6 minutes estimated reading time.

Are you accidentally storing private data in plain text?

Frank Rietta — 04/29/2019

Debug logs that chronicle data about errors and other exceptions on a web application are a vital tool for any web company. It enables engineering teams to troubleshoot problems - sometimes even before a customer reports an issue to support - and thus provide excellent service to customers. But the danger of over-logging is real. When sensitive data is logged, it becomes vulnerable to misuse and abuse. In this article, I’ll show you how to prudently minimize the data collected in logs.

Facebook has recently been in the news for a security situation where millions of users' plain-text passwords were compromised by an ill-advised practice of logging credentials in debug logs that were accessible by hundreds of employees. While the media is focused on their negligence, it’s important to realize how easy it is to make this same mistake within your own applications. Learning from Facebook’s mistakes can help you avoid the same fate that a fortune 500 is still reeling from.

What Data to Filter

It is a poor practice to log sensitive data used to authenticate users or control access. This includes session identifiers, which when compromised would allow an attacker to masquerade as an authenticated customer. Users' passwords should never be logged because of the extreme danger presented to your users when this data is disclosed. That danger does not stop at your systems as many people reuse the same email and password for many websites which may be all compromised when your debug logs are breached.

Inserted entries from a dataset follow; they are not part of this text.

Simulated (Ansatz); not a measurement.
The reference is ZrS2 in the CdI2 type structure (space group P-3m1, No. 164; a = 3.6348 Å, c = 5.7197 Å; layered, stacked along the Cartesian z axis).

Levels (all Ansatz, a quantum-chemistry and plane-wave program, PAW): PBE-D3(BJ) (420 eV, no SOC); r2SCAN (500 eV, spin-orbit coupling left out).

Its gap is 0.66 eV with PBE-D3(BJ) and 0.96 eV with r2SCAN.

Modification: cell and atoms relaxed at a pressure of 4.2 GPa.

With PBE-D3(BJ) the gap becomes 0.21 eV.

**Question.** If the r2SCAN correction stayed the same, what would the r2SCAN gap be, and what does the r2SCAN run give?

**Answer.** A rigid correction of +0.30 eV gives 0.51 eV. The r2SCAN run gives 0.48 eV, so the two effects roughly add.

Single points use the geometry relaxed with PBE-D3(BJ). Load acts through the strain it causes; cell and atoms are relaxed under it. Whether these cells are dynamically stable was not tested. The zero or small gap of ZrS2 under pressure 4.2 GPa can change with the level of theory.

For starters, you should always filter out any security-related secrets, including but not limited to:

Plain text passwords
Authentication Tokens
Session Secrets

Other data that may seem benign at first, like email addresses and full names, is legally protected private information under the EU General Data Protection Regulation (GDPR) and California Consumer Privacy Act (CCPA). Duplicating it to your debug logs changes the scope of your information security program and hinders the efficient use of the logs for engineering purposes. The entire log becomes legally protected data the misuse of which may be considered a data breach or a violation of data protection law.

Other privacy centric data should be evaluated and unless required for providing customer service and if your company is ready to take on the legal risks associated with violating privacy laws then you should also filter these as part of a data minimization effort:

First Name
Last Name
E-mail
IP addresses
Other Personal Information like:
- Street address
- Phone numbers
- Social Security Numbers (SSN)
- Birth dates
- Message contents

Example in Ruby on Rails

At Rietta, we regularly use Rollbar to collect and aggregate debug logs for our deployed Ruby on Rails applications. However, we take extra steps to ensure that sensitive data is not logged inappropriately.

1. Enhanced Parameter Filtering in Ruby on Rails

Ruby on Rails specifies a list of fields that should be masked in logs in a file named config/initializers/filter_parameter_logging.rb. When a field is listed in this file, it is masked in the Rails and ActiveRecord logs. The default file generated with a new Rails application simply lists password as being protected data:

# Be sure to restart your server when you modify this file.

# Configure sensitive parameters which will be filtered from the log file.
Rails.application.config.filter_parameters += [:password]

By default, Rails filters out only fields called password. If you have fields with user chosen passwords of another name, like user_pass then that would be logged in plain text unless you add user_pass to the filter list.

The logs collected by a typical Ruby on Rails application will collect tons of other sensitive data like names, emails, and authentication tokens. You should do an audit of your codebase and add any fields you do not want collected to this list.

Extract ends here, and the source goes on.